Fourier Series
Taylor series is used in countless areas of mathematics and sciences. It is a handy little tool in the mathematicians arsenal that allows us to decompose any function into a series of polynomials, which are fairly easy to work with. Today, we are going to take a brief look at another type of series expansion, known as Fourier series. Note that these concepts are my annotations of Professor Gilbert Strang’s amazing lecture, available on YouTube.
The biggest difference between Taylor series and Fourier series is that, unlike Taylor series, whose basic fundamental unit is a polynomial term, the building block of a Fourier series is a trigonometric function, namely one of either sine or cosine. Concretely, a generic formula of a Fourier expansion looks as follows:
\[f(x) = \sum_{n=0}^\infty a_n \cos nx + \sum_{n=1}^\infty b_n \sin nx \tag{1}\]Personally, I found this formula to be more difficult to intuit than the Taylor series. However, once you understand the underlying mechanics, it’s fascinating to see how periodic wave functions can be decomposed as such.
First, let’s begin with an analysis of orthogonality. Commonly, we define to vectors $v_1$ and $v_2$ as being orthogonal if
\[v_1 \cdot v_2 = 0 \tag{2}\]That is, if their dot product yields zero. This follows from the definition of a dot product, which has to do with cosines.
With a stretch of imagination, we can extend this definition of orthogonality to the context of functions, not just vectors. For vectors, a dot product entails summing the element-wise products of each component. Functions don’t quite have a clearly defined, discrete component. Therefore, instead of simply adding, we integrate over a given domain. For example,
\[\int_{- \pi}^\pi (\cos nx)(\cos kx) \, dx = 0 \tag{3}\]The same applies to cosines and sines:
\[\int_{- \pi}^\pi (\sin nx)(\cos kx) \, dx = 0 \tag{4}\]where $n$ and $k$ can be any integer. In other words, cosine functions of different frequencies are orthogonal to each other, as are cosines are with sines!
Now, why is orthogonality relevant at all for understanding the Fourier series? It’s time to sit back and let the magic unfold when we multiply $\cos kx$ to (1) and integrate the entire expression.
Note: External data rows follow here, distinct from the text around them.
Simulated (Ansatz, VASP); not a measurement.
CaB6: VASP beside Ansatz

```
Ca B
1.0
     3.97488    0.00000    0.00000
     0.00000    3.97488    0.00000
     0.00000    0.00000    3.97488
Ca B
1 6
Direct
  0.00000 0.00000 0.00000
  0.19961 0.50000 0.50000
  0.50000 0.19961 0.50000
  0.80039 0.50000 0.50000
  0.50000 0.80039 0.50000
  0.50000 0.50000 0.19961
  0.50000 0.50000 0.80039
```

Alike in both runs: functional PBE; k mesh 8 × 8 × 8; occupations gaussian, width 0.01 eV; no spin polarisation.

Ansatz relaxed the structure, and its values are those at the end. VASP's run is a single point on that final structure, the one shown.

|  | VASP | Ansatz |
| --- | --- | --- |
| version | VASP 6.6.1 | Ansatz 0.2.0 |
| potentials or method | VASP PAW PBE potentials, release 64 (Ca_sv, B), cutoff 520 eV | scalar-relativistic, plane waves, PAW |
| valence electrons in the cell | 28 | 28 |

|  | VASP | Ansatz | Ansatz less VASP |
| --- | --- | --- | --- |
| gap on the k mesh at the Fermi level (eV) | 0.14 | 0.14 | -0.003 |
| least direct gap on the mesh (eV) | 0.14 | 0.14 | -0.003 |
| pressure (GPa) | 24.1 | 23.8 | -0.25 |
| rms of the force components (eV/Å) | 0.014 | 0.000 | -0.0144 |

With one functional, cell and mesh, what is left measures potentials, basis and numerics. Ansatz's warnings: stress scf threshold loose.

\[\begin{align}\int_{- \pi}^\pi f(x) \cos kx \, dx &= \int_{- \pi}^\pi (\sum_{n=0}^\infty a_n \cos nx) \cos kx + (\sum_{n=1}^\infty b_n \sin nx) \cos kx \, dx \\ &= \int_{- \pi}^\pi a_k (\cos kx)^2 \, dx \\ &= a_k \pi \end{align} \tag{5}\]If we divide both sides of (5) by $\pi$, you will realize that we have derived an expression for the constant corresponding to the $\cos kx$ expansion term:
\[a_k = \frac{1}{\pi} \int_{- \pi}^\pi f(x) \cos kx \, dx \tag{6}\]The key takeaway here is this: by exploiting orthogonality, we can knock out every term but one, the very term that we multiplied to the expansion. By the same token, therefore, we can deduce that we can do the same for the sine terms:
\[b_k = \frac{1}{\pi} \int_{- \pi}^\pi f(x) \sin kx \, dx \tag{7}\]The only small caveat is that the case is a bit more specific for $a_0$. When $k = 0$, $\cos kx$ reduces to a constant of one, which is why we end up with $2 \pi$ instead of $\pi$. In other words,
\[\int_{- \pi}^\pi a_0 (\cos 0 \cdot x)^2 \, dx = 2 a_0 \pi \tag{8}\]Hence, we end up with
\[a_0 = \frac{1}{2 \pi} \int_{- \pi}^\pi f(x) \, dx \tag{9}\]This exceptional term has a very intuitive interpretation: it is the average of the function $f(x)$ over the domain of integration. Indeed, if we were to perform some expansion, it makes intuitive sense that we start from an average.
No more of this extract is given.